In Zen Buddhism, there are koans. A koan is a paradoxical riddle or anecdote without a solution to demonstrate the inadequacy of logical reasoning and provoke enlightenment. There are many famous koans. One is: “Find out your original face.” A Master asked his disciple to solve this koan.
The disciple asks the Master: “What is the original face?”
And the Master replies: “The face that you had before your parents were born.”
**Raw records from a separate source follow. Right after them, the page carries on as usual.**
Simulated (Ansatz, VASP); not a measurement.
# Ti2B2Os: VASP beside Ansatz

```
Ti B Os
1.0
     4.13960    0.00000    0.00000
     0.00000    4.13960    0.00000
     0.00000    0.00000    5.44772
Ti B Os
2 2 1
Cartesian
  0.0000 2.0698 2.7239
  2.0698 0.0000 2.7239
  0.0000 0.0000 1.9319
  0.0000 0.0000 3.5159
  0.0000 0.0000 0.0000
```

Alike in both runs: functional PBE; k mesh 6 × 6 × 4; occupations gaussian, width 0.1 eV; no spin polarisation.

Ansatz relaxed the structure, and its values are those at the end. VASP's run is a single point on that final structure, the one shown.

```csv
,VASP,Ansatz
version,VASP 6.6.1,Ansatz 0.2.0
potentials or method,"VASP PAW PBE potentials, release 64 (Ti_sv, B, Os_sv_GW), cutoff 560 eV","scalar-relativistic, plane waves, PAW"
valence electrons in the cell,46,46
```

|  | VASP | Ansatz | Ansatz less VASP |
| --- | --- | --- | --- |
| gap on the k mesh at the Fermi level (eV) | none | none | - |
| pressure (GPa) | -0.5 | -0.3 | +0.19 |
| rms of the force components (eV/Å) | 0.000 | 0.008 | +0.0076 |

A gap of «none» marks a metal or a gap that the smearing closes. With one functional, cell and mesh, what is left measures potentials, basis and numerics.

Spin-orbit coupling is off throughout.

And the disciple starts meditating on that: “What is your original face?” Naturally, you have to deny all your faces. Many faces will start surfacing: childhood faces, when you were young, when you became middle-aged, when you became old, when you were healthy, when you were ill…. All kinds of faces will stand in a queue. They will pass before your eyes claiming: “I am the original face.” And you have to go on rejecting. The disciple too goes on rejecting all the faces that come in front of him. He goes through this process of rejection over many, many years. Finally, when he’s himself the Master of knowing which is not the original face, he realizes that there is no original face. That there is only emptiness. There’s nothing. When all the faces have been rejected and emptiness is left, you have found the original face. Osho, the other great Master, explains this so simply: “Emptiness is the original face. Zero is the ultimate experience. Nothingness – or more accurately no-thingness – is your original face.”
Similarly, some Life situations are koans. For example, everyone is looking at the Tarun Tejpal episode through the eyes of either Tejpal or the Young Woman who’s filed the complaint against him. But when you look at it through the eyes of Tejpal’s daughters Tiya, who’s best friend the Young Woman is, and Cara or from Geetan’s, Tejpal’s wife, point of view, you will see a koan there. An inexplicable situation with no solution. A legal redemption may still be on the cards for Tejpal. But will there ever be a moral one – in the eyes of his own family?
I have learnt from Life, in my own small, yet eventful, way that a no-go is really the time to let go! I have realized that when you can’t do anything about a situation, when nothing seems possible, when the mind can’t think and no one can even attempt a solution any more, then accept your “no-thingness”. And give in to Life. Let Life take you where you belong. And if Life doesn’t take you anywhere, then perhaps it’s here, in this dark abyss, that you were always ordained to arrive?